Thanks Ivan,
You have some valid points about performance. I was hoping not to get
distracted from the main thrust of my question by performance considerations
though.
Are their PCIe attachable crypto co-processors with current vendor
support for FreeBSD8.x? If anyone else reading this thread want's to chime
in with info about current supported crypto co-processors that plug in via PCIe,
please drop a note.
However, I think you do deserve a reply on the performance topic...

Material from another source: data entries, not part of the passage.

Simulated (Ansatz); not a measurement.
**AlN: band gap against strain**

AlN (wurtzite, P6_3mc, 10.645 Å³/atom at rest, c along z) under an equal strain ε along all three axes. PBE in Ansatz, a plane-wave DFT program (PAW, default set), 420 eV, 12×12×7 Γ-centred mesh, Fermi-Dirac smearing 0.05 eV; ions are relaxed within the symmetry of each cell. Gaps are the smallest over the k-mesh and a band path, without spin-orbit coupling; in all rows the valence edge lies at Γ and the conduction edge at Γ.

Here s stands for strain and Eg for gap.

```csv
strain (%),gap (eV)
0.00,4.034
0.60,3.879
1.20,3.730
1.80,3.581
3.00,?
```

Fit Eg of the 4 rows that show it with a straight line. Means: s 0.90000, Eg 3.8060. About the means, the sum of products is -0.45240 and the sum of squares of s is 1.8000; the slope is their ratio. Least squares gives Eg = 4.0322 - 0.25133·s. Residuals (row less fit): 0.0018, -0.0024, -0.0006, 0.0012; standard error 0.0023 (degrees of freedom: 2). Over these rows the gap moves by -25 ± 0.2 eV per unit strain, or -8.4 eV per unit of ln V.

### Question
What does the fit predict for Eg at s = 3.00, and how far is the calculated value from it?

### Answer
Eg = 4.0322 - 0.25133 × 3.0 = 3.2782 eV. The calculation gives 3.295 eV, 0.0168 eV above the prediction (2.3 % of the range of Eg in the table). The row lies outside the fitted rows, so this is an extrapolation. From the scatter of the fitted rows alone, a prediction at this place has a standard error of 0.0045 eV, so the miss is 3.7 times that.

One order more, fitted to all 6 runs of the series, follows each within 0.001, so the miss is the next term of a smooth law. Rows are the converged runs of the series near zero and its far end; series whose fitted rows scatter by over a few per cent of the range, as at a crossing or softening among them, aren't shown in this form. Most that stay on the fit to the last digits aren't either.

I am close enough to agreeing with you to not argue much about whether
modern CPU parts can saturate a 1 Gb link with crypto data. The CPU part I am
currently married to (a touch old but not that bad), seems to be able to through
around 200Mb of IP-ESP data around. However, in spite of these observations, I
would prefer if my system could handle that throughput load and yet have CPU
power left over for other tasks.
I'm very attracted to Andre's mention of "newer x86/amd64
CPU's see:
http://en.wikipedia.org/wiki/AES_instruction_set". Does anyone know if
FreeBSD supports or will support this through either /dev/crypto or through
openssl (or any other mechanism I guess)?
---
Ricky Charlet
Adara Networks
USA 408-433-4942
-----Original Message-----
From: owner-freebsd-net@freebsd.org [mailto:owner-freebsd-net@freebsd.org] On
Behalf Of Ivan Voras
Sent: Friday, September 03, 2010 2:49 AM
To: freebsd-net@freebsd.org
Cc: freebsd-security@freebsd.org
Subject: Re: seeking current supported crypto co-processors
On 09/03/10 02:35, Ricky Charlet wrote:> Howdy,
> <this messages is cross posted in freebsd-security and
freebsd-net>
>
> I'm seeking current cryptographic coprocessors supported in
FreeBSD 8.x. By perusing through the crypto-dev (and subsequently referenced)
man page(s) I found this list:
> Hifn 7751/7951/7811/7955/7956 crypto accelerator
> SafeNet 1141/1741
> Bluesteel 5501/5601
> Broadcom bcm5801/5802/5805/5820/5821/5822/5823/5825
>
> Those are all pretty old (and in some cases, no longer existent).
I'm surveying these lists to see if anyone knows of more modern chips
working with FreeBSD 8.x. Or if you feel some chip on the list above is up to
the task of near about 1 Gb throughput across a PCIe and has friendly vendor
support for FreeBSD, I'd sure like to hear about that too.
>
I'm not saying they are useless but are you really sure you need them?
Even on the last generation of CPUs without AES instructions you can
easily get 125 MB/s of AES-128 encryption and 300 MB/s of RC4 per CPU
core, so even one core can saturate a 1 Gbit/s link. You can setup a
cheap box to be a SSL proxy in front of the real web servers to offload SSL.